When we talk about biodiversity, we do not only consider rare, threatened, or endangered species but in fact the term captures every living thing from humans to organisms we know little about, such as microbes, fungi, and invertebrates. 

Nigeria has rich ecological potentials necessary for human development and transformation. Unfortunately, this is presently threatened with a decline in quality and quantity of humans, plants, and organisms at an alarming rate due to over exploitation and misuse of our ecological resources.

Fast disappearing Gambari Forest Reserve Oluyole LG Ibadan Oyo State Nigeria

Deforestation and crude oil exploration and exploitation are two major threats of Nigeria’s ecosystem. The intentional clearing of trees and large vegetation areas is the major cause of erosion, climate change and flooding. Crude oil exploration has made our water bodies inhabitable for aquatic creatures. The resultant effect is the extinction of certain species of sea creatures.

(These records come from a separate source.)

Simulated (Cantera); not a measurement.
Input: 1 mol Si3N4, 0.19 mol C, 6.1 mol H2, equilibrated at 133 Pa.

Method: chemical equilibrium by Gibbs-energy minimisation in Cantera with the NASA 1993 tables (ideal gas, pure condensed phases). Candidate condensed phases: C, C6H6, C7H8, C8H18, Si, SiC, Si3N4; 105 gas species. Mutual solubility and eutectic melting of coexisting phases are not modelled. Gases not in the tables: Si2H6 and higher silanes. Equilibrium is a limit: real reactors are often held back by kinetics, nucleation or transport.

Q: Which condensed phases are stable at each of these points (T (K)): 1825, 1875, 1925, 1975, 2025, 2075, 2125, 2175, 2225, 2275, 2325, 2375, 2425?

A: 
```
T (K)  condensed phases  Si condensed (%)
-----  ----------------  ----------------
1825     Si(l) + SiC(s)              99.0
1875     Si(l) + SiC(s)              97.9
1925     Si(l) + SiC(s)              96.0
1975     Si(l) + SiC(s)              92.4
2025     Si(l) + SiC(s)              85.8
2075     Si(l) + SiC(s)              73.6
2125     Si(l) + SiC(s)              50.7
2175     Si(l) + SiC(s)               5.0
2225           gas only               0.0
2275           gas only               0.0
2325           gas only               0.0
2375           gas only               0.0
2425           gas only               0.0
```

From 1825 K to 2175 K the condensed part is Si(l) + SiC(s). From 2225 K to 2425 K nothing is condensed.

I do not want my children and grandchildren to see ducks in pictures. I want them to see ducks walking around the neighborhood. We have a critical assignment as a people to conserve biodiversity in our space. We can start by planting trees. I know it sounds cliché, but it is one certain way to conserve our eco-space. We must also stop polluting our water bodies. Our rivers are not meant to be refuse dumps. When these acts become our habits, the ducks may return.